Big Data Technology Explained

If you’re active in any field of computing you’ve heard the term Big Data thrown around in the past couple of years. If you’re in a business that has lots of data to analyze then you should have a big interest in Big Data, but you may not fully comprehend what we tech geeks are talking about. Big Data has become sort of a buzz word, and for a good reason. Big Data is a very important and growing facet of the modern technological world. My goal here is to give a view of Big Data from the techie standpoint and to introduce you in a general way to some technologies like Google’s BigQuery and Apache’s Hadoop that we techies immediately think of when we hear Big Data.

Big Data Defined

I get excited any time somebody mentions Big Data in connection with a project I’m working on, but I’m usually disappointed because a lot of people use Big Data as a term to emphasize the importance of a data set, rather than to describe the nature of the dataset. The other common misconception is just the sheer underestimation of how big Big Data really is. Do you have a database with 10 million customer records? To a techie that probably fits pretty squarely into the ‘regular data’ realm rather than Big Data.

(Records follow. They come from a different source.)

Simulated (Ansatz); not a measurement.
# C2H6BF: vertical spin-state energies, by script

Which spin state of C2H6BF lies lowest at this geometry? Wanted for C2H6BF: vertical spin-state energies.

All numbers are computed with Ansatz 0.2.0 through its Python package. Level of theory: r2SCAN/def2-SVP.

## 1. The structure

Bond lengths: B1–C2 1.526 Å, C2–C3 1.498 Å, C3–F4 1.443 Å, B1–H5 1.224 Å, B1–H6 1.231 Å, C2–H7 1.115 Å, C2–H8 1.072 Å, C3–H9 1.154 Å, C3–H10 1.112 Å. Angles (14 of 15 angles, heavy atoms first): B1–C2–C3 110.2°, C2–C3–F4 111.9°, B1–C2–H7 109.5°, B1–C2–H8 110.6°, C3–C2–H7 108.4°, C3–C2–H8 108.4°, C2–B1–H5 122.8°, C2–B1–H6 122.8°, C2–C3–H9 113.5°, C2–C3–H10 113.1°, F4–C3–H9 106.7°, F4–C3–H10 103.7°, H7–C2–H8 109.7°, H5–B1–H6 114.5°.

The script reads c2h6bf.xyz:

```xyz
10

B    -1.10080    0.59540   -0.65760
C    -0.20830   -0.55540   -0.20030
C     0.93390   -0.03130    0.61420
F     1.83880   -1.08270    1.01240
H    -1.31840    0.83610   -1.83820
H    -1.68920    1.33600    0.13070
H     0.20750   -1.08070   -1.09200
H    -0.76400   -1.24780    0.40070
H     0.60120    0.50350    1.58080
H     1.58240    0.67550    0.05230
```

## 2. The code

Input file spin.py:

I recently found a definition that I thought was good. Unfortunately it’s not concise, but I can summarize. Big Data doesn’t just refer to size in gigabytes of a dataset, but also the complexity of that dataset. A Big Data dataset is usually one that has a large volume of data, but also that data tends to be relatively unstructured (especially when it’s compared to the structured data usually found in a regular relational database) or has complex relationships. The full definition and explanation is on MIKE2.0.

Big Data Concepts

To fully grasp the role of Big Data technologies you should first know what I mean when I say MapReduce and NoSQL. These are topics that can get pretty tough, but I’ll define them generally.

MapReduce – MapReduce is a programming model developed by Google for the purpose of processing large amounts of data. If you want to perform calculations on a large set of data then MapReduce is for you.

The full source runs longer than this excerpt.